< back

John Sloan


"Consistency is the quality of a stagnant mind"

John Sloan was born in Lock Haven, Pennsylvania on August, 2 1871 and moved with his family to Philadelphia in 1876.  As a teenager he worked for an art gallery / book store in Philadelphia.  One of the items the gallery carried was old master prints and it was here that John Sloan developed his appreciation of printmaking.  His first print dates from 1888, the image is a copy of a Rembrandt etching.  He had made over 100 etchings before he began his most important series of etchings called New York Life. He continued to pursue printmaking as one of his artistic expressive mediums throughout his life producing over 331 etchings and lithographs before his death.
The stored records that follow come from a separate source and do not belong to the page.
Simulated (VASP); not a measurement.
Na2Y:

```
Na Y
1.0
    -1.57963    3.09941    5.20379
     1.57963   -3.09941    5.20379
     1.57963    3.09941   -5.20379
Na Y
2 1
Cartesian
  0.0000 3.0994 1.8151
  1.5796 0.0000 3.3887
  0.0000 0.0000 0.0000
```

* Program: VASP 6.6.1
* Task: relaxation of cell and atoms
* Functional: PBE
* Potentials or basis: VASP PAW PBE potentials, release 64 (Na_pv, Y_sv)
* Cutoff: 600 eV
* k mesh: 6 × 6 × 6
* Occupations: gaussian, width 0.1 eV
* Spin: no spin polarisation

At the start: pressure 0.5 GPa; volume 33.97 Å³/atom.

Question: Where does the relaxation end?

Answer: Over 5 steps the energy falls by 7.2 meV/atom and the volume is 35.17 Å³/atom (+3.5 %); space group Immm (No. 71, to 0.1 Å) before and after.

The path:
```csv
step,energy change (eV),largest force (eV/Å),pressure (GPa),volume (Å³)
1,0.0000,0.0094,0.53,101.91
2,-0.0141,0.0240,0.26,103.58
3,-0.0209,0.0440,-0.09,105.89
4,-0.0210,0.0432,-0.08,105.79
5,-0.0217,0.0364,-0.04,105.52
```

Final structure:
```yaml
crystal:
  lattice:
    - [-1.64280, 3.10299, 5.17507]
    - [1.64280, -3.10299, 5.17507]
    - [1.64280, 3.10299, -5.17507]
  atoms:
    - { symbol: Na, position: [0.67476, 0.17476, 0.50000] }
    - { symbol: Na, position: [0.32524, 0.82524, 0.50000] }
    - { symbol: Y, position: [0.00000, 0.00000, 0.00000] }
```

His first job as an artist was in 1891 working as an illustrator for the Philadelphia Enquirer.  The next year he began studying with Thomas Anshutz at the Pennsylvania Academy of Fine Arts.  While at the academy John Sloan met Robert Henri and he started spending time in Henri’s studio along with George Luks, William Glackens and Everett Shinn.  This group would become known as the Philadelphia Five.  Sloan left the Enquirer and took a position with the Philadelphia Press in 1895.  Robert Henri encouraged Sloan to take painting more seriously in 1896 and he began painting portraits.

He married Dolly in 1901 and after leaving the Philadelphia Press in 1903 moved to New York City to join Robert Henri, George Luks, William Glackens, and Everett Shinn and to pursue a career as an artist and printmaker.  This group had trouble showing paintings at the National Academy of Design, which at the time was a dominating institution.  In 1908 Arthur B. Davies, William Glackens, George Luks, Ernest Lawson, Maurice Prendergast, Everett Shinn and John Sloan under the leadership of Robert Henri arranged a protest exhibition aimed at the Academy, held at the Macbeth Gallery in New York City.  The show was a media sensation and the artists involved with the exhibition were named The Eight.  John Sloan would later be associated with The Ashcan School.  The group was largely responsible for helping organize the 1913 Armory Show which introduced Modern European art to America.  John Sloan exhibited a painting at the Armory Show.  Also in 1913 John Sloan sold his first painting Nude in a Green Scarf to a Philadelphia collector.

In 1912 John Sloan became director of the Masses a socialist magazine.  He was able to get many of his fellow artists to submit images for the publication.  In 1914 he began teaching at the Art Students League taking a full time position in 1916.  He continued to teach at the league until 1938 serving for one year 1930 as the president of the League.  Through the years he had hundreds of students some of the notable names include Reginald Marsh, Raphael Soyer and Alexander Calder.

He spent summers in New England early in the century.  In 1919 Robert Henri encouraged him to come out to Santa Fe and in 1920 he and Dolly purchased a summer home in Santa Fe where he spent four months of every year, with the exception of one, for the rest of his life.  He served as President of the Exposition of Indian Tribal Arts in the 1930s and lobbied the Society of Independent Artists to include work by Native Americans in their exhibitions.

After the death of Dolly in 1943 he married a longtime friend, Helen Farr.  I met Helen Farr Sloan in Washington, D.C. in 1985.  She walked up to me and told he how much fun she and John had in my gallery purchasing scenes of New York City.  Being a third generation art dealer I was amazed that no one had ever told me that John Sloan had been in the gallery.  When I arrived back at the shop a few days later I looked up his account and was pleased to see that what he purchased most were New York City street scene illustrations from the nineteenth century.